Cook’s distance measure is another method to measure the impact of EACH observation on the fitted values of the model.

We can use the cooks.distance() function to calculate Cook’s distance for each observation in the dataset. Since we need residuals, we need a model first to use the fitted values to calculate the distance measure. To calculate the Cook’s distance measures by using the model1 fitted values, we can use the model1_cookd<-cooks.distance(model1) line of code to store the distance measures under model1_cookd R object. Let’s plot the distance measures below.

model1_cookd<-cooks.distance(model1)
plot(model1_cookd,type="h", ylab="Cook's Distance" )

We can detect the row numbers of observations with a Cook’s distance greater than a certain threshold (e.g., 4/n, 1) with the which(cooksd > threshold) line of code.

outlier_points <- which(model1_cookd > 1)

If you want to remove the outlier from statedata and store the new dataset under a new name, we can use the following line of code: statedata1<- statedata[-outlier_points,] which removes from statedata the outlier and save the reduced dataset as statedata1.

Checking for Multi-collinearity

Multicollinearity can be a problem in regression analysis when predictor variables are highly correlated with each other. We can use the variance inflation factor (VIF) to check for this and remove any highly correlated variables from our model.
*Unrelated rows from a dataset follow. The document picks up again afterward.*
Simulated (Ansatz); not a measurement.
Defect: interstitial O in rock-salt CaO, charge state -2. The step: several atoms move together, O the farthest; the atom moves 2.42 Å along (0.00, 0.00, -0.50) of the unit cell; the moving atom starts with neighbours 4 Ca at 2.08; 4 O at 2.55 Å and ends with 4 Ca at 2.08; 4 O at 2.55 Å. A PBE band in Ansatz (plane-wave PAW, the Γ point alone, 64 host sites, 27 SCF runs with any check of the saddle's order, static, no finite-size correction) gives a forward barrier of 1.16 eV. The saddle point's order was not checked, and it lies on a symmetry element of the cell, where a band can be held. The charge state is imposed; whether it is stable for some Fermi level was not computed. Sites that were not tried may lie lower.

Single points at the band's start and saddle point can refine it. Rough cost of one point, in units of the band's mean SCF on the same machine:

VIF measure of how much the variance of an estimated regression coefficient is increased due to multicollinearity. In practice, any VIF value greater than 10 is a sign of Multicollinearity, and should be removed from the model. Let’s define modelfull which takes all the columns but State variable from statedata and calculate the VIF value.

modelfull <- lm(OwnComputer ~ .-State, data = statedata)

# Calculate the VIF for each predictor variable in the model
vif_values <- vif(modelfull)

# Identify variables with a VIF greater than 10
high_vif <-names(vif_values[vif_values > 10])

# Remove the variables with high VIF values from the model and create a new model called modelfull_new
modelfull_new <- update(modelfull, ~.-Income100K.150K-Income75K.100K-Income50K.75K-Income35K.50K-Income25K.35K-PovertyRate)

The high_vif object stores the names of the variables with VIF values greater than 10. The modelfull_new excludes the variables with high VIF values.

Confidence and Prediction Interval Estimations

Finally, we will explore prediction interval estimations to determine the range of values within which we can expect our predicted values to fall.

# Create a new dataset for prediction
newstates <- data.frame(PovertyRate = c(8, 28, 35))

# Use the predict() function to make predictions
predictions <- predict(model1, newdata=newstates)

# Print the predictions
print(predictions)

       1        2        3 
89.62897 85.96591 84.68384

We can also use the predict() function to estimate prediction intervals for our predictions. For example, let’s say we want to estimate a 95% prediction interval for our predictions:

# Use the predict() function to estimate prediction  intervals 
pred_int <- predict(model1, newdata=newstates, interval = "prediction", level = 0.95)

# Print the prediction  intervals
print(pred_int)

       fit      lwr      upr
1 89.62897 84.01302 95.24492
2 85.96591 80.06199 91.86984
3 84.68384 78.34387 91.02382

This will output a matrix of lower and upper bounds for the prediction intervals of our predictions. The interval = "prediction" option estimates a prediction interval for OwnComputer by accounting for the noise and variation in the new data set.

The interval = "confidence" option on the other hand estimates a confidence interval for OwnComputer under the assumption that the new observations follow the same patterns as the original dataset, assuming that the regression model is correct and the errors are normally distributed.

In general, prediction intervals are wider than confidence intervals because they include the uncertainty due to the variation of the errors around the expected value of the response variable.

As can be seen below, the confidence interval ranges are narrower:

# Use the predict() function to estimate confidence  intervals
confint <- predict(model1, newdata=newstates, interval = "confidence", level = 0.95)

# Print the confidence  intervals
print(confint)

       fit      lwr      upr
1 89.62897 88.42824 90.82969
2 85.96591 83.78436 88.14747
3 84.68384 81.50608 87.86160